@Richardgrant,
Law can have some influence on ethics, though I think the usual flow of ethical thought is circular. Law, cultural norms, authoritative and peer opinion conspire with our existing temperament and thought to determine our views.
We tend to have predispositions towards a particular view, we then look out into the world and find things to confirm out feelings about the way things "should" be, this reaffirms our views, which begins the cycle again. It seems rare for folks to question their initial premises in a critical way.
I think this pattern is very difficult to avoid. It is something I find particularly frustrating in my own life. I notice myself falling into this trap from time to time which makes me wonder how often I don't notice. I guess it's an epistemic problem as well as an ethical one for me.
I tend to think that the rest of humanity is at least as stupid as I am myself, but this maybe a logical error on my part
To bring it back to your questions however, I think you are right to think that violence is easy to abuse. I hold non-violence as one of the primary Ideals of my personal ethics largely for this reason. (By this I really mean not initializing violence, sometimes it seems necessary in defense.)
Violence, especially when motivated by feelings of righteous anger is very emotionally rewarding, and thus can become seductive. I don't think I'm alone in having felt the profound feeling of Properness that accompanies righteous punitive violence, though I rarely hear people speak of it that way.
I speculate that people need to believe they are acting out of justice and the acknowledgment of the pleasure involved prevents them from maintaining their illusions, so they actively ignore these influences. Motivations aside; it is easy to be lead into disproportionate (that is immoral) action by these emotions, even as we feel we are dispensing justice.

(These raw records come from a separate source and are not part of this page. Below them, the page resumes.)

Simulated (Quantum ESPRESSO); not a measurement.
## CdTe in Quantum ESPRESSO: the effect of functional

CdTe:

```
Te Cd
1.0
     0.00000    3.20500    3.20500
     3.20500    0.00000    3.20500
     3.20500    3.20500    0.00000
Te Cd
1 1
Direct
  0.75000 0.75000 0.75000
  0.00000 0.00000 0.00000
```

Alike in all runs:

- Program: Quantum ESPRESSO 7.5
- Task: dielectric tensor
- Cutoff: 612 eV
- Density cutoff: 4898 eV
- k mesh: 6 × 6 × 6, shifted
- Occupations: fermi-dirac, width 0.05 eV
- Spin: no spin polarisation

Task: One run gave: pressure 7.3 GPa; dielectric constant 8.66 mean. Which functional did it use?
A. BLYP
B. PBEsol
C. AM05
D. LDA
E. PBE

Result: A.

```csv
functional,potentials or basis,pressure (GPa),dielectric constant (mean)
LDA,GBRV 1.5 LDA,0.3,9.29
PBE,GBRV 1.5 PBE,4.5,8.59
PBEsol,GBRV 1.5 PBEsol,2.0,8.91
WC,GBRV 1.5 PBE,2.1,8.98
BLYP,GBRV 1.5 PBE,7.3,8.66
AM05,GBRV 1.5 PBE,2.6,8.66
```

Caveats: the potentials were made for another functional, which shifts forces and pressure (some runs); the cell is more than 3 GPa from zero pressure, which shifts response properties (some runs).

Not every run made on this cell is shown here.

Is it ever "right" to use violence to dissuade a person from an undesirable, but non-violent behavior? I'm sure that it is not! However my certainty of this is emotional primarily. There is a certain irony to using the Law (that is violent coercion) to prevent parental coercion. Degree is obviously important here, a slap is clearly less damaging than a beating, and I think all would agree that some take beating their children to an extent that is morally wrong beyond all reason.
Where these lines of distinction are drawn is inevitably variable. I'm not one to impose my own norms of behavior on others via violence, but I'm in the minority with that opinion. Most people are just fine with doing that. Violence is in fact still endemic, it's just more polite these days. Lawyers are the hired thugs of our modern age.
I have no solutions; but, as you say, the questions themselves and our experience of them is often more useful than a definite answer to any of them.